More than 3,000 homes in south Somerset are set to miss out on superfast broadband availability, even if a scheme to extend coverage in the area meets its targets, a new report has warned.
The Connecting Devon and Somerset (CDS) initiative aims to bring superfast capabilities to parts of the region that would have been ignored by commercial providers as not viable. It is currently in its second phase, which looks to ensure that 95 per cent of residents have access to speeds of at least 30Mbps by 2020.
However, Somerset Live reports that even if the project runs on time and on budget, some parts of the county will remain unconnected.
This is the warning of a report into the scheme presented last week to South Somerset District Council.
In it, Peter Paddon, the council's lead specialist in the economy, wrote: "Superfast coverage in south Somerset has now reached 85 per cent of all premises (as of 2018), with planned coverage likely to increase connectivity to around 96 per cent by 2020.
"This is still likely to leave approximately 3,600 premises (including many rural businesses) unconnected."
Councillors expressed their concern over the projections, with Councillor Jo Roundell Greene, portfolio holder for the environment and economic development, saying it is "incredibly frustrating" that there is still a lack of clarity about when superfast broadband will be available.
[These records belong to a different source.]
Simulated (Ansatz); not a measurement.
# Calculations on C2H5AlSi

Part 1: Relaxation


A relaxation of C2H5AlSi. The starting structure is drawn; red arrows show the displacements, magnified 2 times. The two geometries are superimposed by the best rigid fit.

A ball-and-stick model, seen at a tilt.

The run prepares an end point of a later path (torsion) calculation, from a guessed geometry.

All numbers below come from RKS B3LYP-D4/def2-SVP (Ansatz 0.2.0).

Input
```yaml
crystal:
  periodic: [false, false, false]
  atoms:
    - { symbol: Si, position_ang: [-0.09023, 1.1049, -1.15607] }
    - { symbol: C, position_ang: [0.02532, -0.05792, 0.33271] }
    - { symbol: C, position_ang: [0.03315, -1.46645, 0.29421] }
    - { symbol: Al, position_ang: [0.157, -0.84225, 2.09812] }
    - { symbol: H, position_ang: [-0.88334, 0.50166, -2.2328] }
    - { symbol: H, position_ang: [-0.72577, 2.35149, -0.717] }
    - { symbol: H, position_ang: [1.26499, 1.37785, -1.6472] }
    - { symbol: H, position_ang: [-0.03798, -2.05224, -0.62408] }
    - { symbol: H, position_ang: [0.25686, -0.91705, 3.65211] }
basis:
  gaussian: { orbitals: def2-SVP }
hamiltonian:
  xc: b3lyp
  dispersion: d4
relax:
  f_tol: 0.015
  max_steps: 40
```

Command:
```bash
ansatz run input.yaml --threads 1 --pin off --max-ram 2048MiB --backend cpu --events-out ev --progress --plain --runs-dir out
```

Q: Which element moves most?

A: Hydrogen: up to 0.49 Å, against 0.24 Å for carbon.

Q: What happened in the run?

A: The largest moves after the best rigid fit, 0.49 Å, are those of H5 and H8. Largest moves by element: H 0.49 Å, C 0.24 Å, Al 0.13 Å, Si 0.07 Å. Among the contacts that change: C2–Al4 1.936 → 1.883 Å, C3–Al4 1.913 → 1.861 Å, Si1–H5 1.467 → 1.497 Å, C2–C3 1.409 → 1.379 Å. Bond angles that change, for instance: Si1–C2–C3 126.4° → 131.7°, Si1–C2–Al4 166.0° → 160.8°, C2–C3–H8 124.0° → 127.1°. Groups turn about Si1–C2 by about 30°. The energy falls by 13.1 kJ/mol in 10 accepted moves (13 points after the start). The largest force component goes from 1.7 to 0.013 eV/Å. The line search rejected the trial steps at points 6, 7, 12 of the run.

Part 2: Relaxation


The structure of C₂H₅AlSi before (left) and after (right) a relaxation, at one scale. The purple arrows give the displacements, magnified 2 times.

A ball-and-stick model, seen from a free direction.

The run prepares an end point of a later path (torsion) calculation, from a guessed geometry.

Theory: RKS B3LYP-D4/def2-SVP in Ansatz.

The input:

One proposed solution was for the council to establish its own voucher scheme, which would offer local residents and businesses in rural areas discounts for installing fibre broadband directly to their premises.
However, Mr Paddon explained this is not an option due to rules over 'state aid', and CDS and the government already have similar voucher schemes in place.
The council therefore, agreed to work with CDS in order to clarify the status of existing voucher schemes and determine how they can be effectively promoted to residents.